OpenRouter Throttling Run Notes (2026-03-01)

This note records a reproducible OpenRouter suite run focused on:

handling temporary model throttling,
checking practical model availability, and
collecting a small hosted-model baseline snapshot.

Suite Config and Command

Pinned config:

configs/openrouter-throttled-v3.json

Run command:

cd addenda/lean-sorry-repos-benchmark
uv run python -m lean_sorry_repos_benchmark.suite_runner \
  --config configs/openrouter-throttled-v3.json \
  --out-dir ../../tmp/lean-suite-openrouter-throttled-v3

Output bundle:

../../tmp/lean-suite-openrouter-throttled-v3/suite_results.json
../../tmp/lean-suite-openrouter-throttled-v3/suite_summary.md

Result Snapshot

Aggregate:

run_count=5
success_count=5
infra_failure_count=0
model_error_run_count=2

Per-model:

moonshotai/kimi-k2: valid_rate=1.0000, verification_success_rate_attempted=0.1250, generation_error_count=0
qwen/qwen3-coder: valid_rate=1.0000, verification_success_rate_attempted=0.0938, generation_error_count=0
google/gemma-3-27b-it:free: valid_rate=0.0938, verification_success_rate_attempted=0.0000, generation_error_count=29 (http_error)
google/gemma-3-12b-it:free: valid_rate=0.0000, verification_success_rate_attempted=0.0000, generation_error_count=32 (http_error)
arcee-ai/trinity-large-preview:free: valid_rate=0.8125, verification_success_rate_attempted=0.1250, generation_error_count=0

Interpretation:

Throttling and endpoint instability were model-specific (free Gemma variants) rather than suite-wide infrastructure failures.
Retry settings (count=2, domains=all, kinds http_error,timeout) were not enough to salvage those specific free-model runs.
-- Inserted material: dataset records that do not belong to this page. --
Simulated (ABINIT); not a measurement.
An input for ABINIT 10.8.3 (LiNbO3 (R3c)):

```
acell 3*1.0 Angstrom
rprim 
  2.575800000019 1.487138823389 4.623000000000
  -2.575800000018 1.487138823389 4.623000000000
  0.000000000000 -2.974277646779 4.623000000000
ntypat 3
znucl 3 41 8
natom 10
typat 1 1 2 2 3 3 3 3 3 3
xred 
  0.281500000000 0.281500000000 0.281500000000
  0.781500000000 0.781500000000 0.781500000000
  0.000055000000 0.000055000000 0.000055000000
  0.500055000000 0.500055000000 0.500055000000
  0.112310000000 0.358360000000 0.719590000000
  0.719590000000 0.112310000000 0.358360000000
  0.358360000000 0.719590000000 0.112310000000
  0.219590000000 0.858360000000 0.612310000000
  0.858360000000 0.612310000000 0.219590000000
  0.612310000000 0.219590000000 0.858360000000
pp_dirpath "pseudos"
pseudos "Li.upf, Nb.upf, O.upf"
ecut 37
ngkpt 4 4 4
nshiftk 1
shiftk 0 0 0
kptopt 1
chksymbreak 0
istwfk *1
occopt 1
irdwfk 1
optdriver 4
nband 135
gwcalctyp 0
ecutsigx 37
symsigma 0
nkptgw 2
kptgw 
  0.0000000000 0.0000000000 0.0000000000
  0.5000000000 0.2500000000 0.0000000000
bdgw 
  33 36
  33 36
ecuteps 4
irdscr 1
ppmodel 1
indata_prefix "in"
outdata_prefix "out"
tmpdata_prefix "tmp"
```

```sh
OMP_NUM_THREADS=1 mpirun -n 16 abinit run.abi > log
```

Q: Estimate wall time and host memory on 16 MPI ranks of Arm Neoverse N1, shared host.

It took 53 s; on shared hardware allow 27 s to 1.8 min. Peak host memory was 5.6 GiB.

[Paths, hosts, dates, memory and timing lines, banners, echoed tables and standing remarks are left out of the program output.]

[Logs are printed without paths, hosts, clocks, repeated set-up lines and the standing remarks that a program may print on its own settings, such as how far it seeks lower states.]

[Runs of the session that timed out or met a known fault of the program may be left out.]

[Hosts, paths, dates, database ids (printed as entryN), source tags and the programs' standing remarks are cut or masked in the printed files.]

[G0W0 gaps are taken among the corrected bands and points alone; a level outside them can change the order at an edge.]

Availability and Routing Notes

Observed during direct preflight probes:

Some published :free model IDs intermittently returned 404 (“No endpoints found …”).
Others returned 429 with explicit upstream rate-limit messages.

Practical workflow:

preflight candidate model IDs with a one-token chat call;
keep only routable models in the suite config;
keep retry enabled for transient http_error and timeout classes;
avoid baseline claims when model_error_run_count > 0.